NORTHERN CAPE PROVINCIAL LEGISLATURE
ANDREW LOUW, MPL
Hon. Speaker, Acting Premier, Hon. Members, guests in the gallery, the media
Whilst traditionally I have tended to end the year by reflecting on both the highlights and the lowlights of the past 12 months, I am regretfully of the view that this year, in the Northern Cape, the negatives have by far outshone the positives. Hon. Speaker, the truth hurts, but ignoring reality destroys. My words today may thus be harsh but if I were to soften the blow, I would not be doing this House any favours, and I would most definitely not be doing justice to the people of the Northern Cape, who have entrusted me with a very important oversight role.
Hon. Speaker, I have dubbed 2012 as “the year that the wheels came off in the Northern Cape”, as it is my submission that the current administration’s sins of the past 17 years have culminated in a distinct breakdown of government services in the province. By sins, Hon. Speaker, I am referring to the rot, the political corruption and the resultant gross inefficiencies that have brought too many government services to their knees.

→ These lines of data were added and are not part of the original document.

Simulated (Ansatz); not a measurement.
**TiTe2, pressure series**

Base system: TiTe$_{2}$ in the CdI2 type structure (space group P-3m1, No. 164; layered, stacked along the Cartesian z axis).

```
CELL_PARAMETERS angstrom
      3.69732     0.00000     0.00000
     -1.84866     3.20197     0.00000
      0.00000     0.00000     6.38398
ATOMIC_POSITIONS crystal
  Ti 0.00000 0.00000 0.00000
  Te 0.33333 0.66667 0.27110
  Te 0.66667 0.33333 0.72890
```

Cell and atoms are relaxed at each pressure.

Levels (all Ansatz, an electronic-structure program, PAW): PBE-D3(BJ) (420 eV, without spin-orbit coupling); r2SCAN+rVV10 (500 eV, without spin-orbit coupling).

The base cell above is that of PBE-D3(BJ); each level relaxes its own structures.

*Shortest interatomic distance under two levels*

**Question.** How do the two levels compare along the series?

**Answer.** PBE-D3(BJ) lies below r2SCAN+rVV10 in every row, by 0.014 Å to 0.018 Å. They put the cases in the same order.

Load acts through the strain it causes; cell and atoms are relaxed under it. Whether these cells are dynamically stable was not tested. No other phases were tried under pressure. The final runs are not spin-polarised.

Political corruption can be summed up as the use of power by public representatives and officials for illegitimate private gain, and it comes in many forms:
- Patronage refers to favoring supporters with, for example, government employment. It can be seen as corruption if it means that incompetent persons are selected before more able ones, as a payment for supporting the regime. Sound familiar anyone?
- Embezzlement meanwhile can be defined as the outright theft of entrusted funds. A common type of embezzlement it that of personal use of government resources, for example when an official assigns public employees to renovate his or her own house. Sound familiar anyone?
- On a similar note, a kickback is an official’s share of misappropriated funds allocated from his or her own organization to an organization involved in corrupt bidding. For example, suppose that a politician is in charge of choosing how to spend some public funds. He can give a contract to a company that is not the best bidder, or allocate more than they deserve. In this case, the company benefits, and in exchange for betraying the public, the official receives a kickback payment. Sound familiar anyone?
Hon. Speaker, I have little doubt that no one here today had to strain their minds very hard to think of fitting provincial examples relevant to each of these three types of corruption. Disturbingly, there are many more types of corruption mentioned on Wikipedia and, as in the cases previously mentioned, they also all read like a page from the book of the Northern Cape government. And that, Hon. Speaker is the really alarming thing!
When, dare I ask, did the Northern Cape become the epitome of corruption, as defined in a worldwide dictionary? The unfortunate answer, Hon, Speaker, is when we, as the Northern Cape Provincial Legislature, weren’t looking.
Corruption, Hon. Speaker, generates economic distortions in the public sector by diverting public investments into capital projects where bribes and kickbacks are more plentiful. Officials may increase the technical complexity of public sector projects to conceal or pave the way for such dealings, thus further distorting investments. Corruption also lowers compliance with construction, environmental, or other regulations, increases budgetary pressures on government and, as we have all experienced, reduces the quality of infrastructure and government services.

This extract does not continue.